World leader Ken Mullings excited to be in Scotland

By BRENT STUBBS

Senior Sports Reporter

bstubbs@tribunemedia.net

While his aim was to get ready for the decathlon in the Olympic Games this summer, Ken Mullings took a shot at the World Athletics Indoor Championships, but he didn’t know that he would be the top heptathlon qualifier going into Glasgow, Scotland, this weekend.

As the surprise world leader, the Bahamian indoor heptathlon (seven events) and outdoor decathlon (10 events) national champion is already in Glasgow getting acclimatised ahead of the gruelling seven-event competition that will be spread over Saturday and Sunday.

“We were training outdoors trying to qualify for Paris and we ended up scoring big enough to go to Worlds, so this is just another meet for us,” said Mullings of his training sessions in Urbana, Illinois, with coach Petros Kyprianou.

“Hopefully, the training pays off and we execute the same way and score some big points again.”

After his breakthrough year in 2023 in the 8,000- point territory with a personal best of 8,060 points, Mullings came out this year, establishing his PBs in six of the seven disciplines for an indoor national record of 6,340.

The performance catapulted Mullings to 21st on the world indoor all-time list and pushed him on top of the leaderboard table going into the Worlds.

With his impressive total of 6,340 points, posted on January 17 at the University of Illinois Armory in Champaign, Illinois, where he has been training for the past year, Mullings tops the list heading into the championships, which will feature at least four other Bahamians.

He is followed by Sander Skotheim of Norway with 6,281 on February 4. The third best performer is Simon Ehammer of Switzerland with 6,242 on January 28.

“I feel this will be the most stacked field that has been to Worlds in a while because everybody has been doing their PBs in the seven events, so it could go either way,” he said. “It just depends on who is on that day.”

Ehammer, by the way, is the silver medallist in the last World Indoors in Belgrade two years ago with a Swiss record of 6,363. Later that year, he went on to earn world long jump bronze and European decathlon silver.

But despite being a talented long jumper, that discipline has also been his downfall in combined events competitions, as he recorded three no-jumps at the European Indoors and the Hypo Meeting last year.

Skotheim, on the other hand, comes into Glasgow with a match up against his fellow Norwegian rival Markus Rooth that has inspired both youngsters to better one another’s national decathlon records outdoors in recent years.

Rooth scored 8,307 in 2022, which Skotheim broke at the start of last year with 8,590, but Rooth reclaimed the record to win the European Under-23 title with 8,608.

Despite the history behind the field, Mullings said he’s not perturbed because he certainly has nothing to lose as the new kid on the block.

“We’ve been doing some good stuff in practice so hopefully that shows up in the meet,” Mullings said. “I just have to go out there and execute. “That is going to be a big deal for me. Once I don’t crack under the pressure and just execute the same way I’ve been doing, I will be alright.”

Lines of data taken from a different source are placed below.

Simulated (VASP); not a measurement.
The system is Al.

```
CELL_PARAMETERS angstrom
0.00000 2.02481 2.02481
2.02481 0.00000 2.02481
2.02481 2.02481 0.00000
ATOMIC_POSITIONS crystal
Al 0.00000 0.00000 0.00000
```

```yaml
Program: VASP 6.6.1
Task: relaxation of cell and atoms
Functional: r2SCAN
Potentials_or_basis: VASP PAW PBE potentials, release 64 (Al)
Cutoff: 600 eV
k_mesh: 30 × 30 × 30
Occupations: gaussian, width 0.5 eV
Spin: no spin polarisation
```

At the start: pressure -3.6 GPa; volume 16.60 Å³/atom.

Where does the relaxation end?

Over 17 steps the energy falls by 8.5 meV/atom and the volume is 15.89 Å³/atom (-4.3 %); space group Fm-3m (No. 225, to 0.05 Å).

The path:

On Saturday, the 60 metres, long jump, shot put and high jump will be contested, followed by the 60 metre hurdles, pole vault and 1,000m on Sunday.

“Based on the seven events, my weakest event is the 1,000, so I just have to execute in the first six events and then run with the boys in the 1,000,” he stated.

“So my strength is from when the competition starts.

“Hopefully it will be strong enough to have been right out there before I get into the final event, which is my weakest event.”

With the United Kingdom being a big fan of the multiple events in track and field, Mullings said he hopes that he can feed off the intensity in the stadium and soar high.

He’s the first of the Bahamian team to be in Glasgow, along with team manager Demaris Cash.

The others expected to compete at the championships are women’s 60 metre hurdles co-world record holder Devynne Charlton, triple jumper Charisma Taylor, sprinter Anthonique Strachan and men’s long jumper LaQuan Nairn.

While he waits for their arrival today, Mullings said he’s taking it all in stride, getting adjusted to the similar type of weather he’s accustomed to in Illinois. “We have the potential to do some great things,” said Mullings of Team Bahamas.

“We’re a very small team, but a capable one.

“So it’s very possible that we can do some great things.”

Mullings sent out a “shoutout” to his mother, Eulease Mullings, and asked the Bahamian public to offer their prayers as they show their support for Team Bahamas this weekend.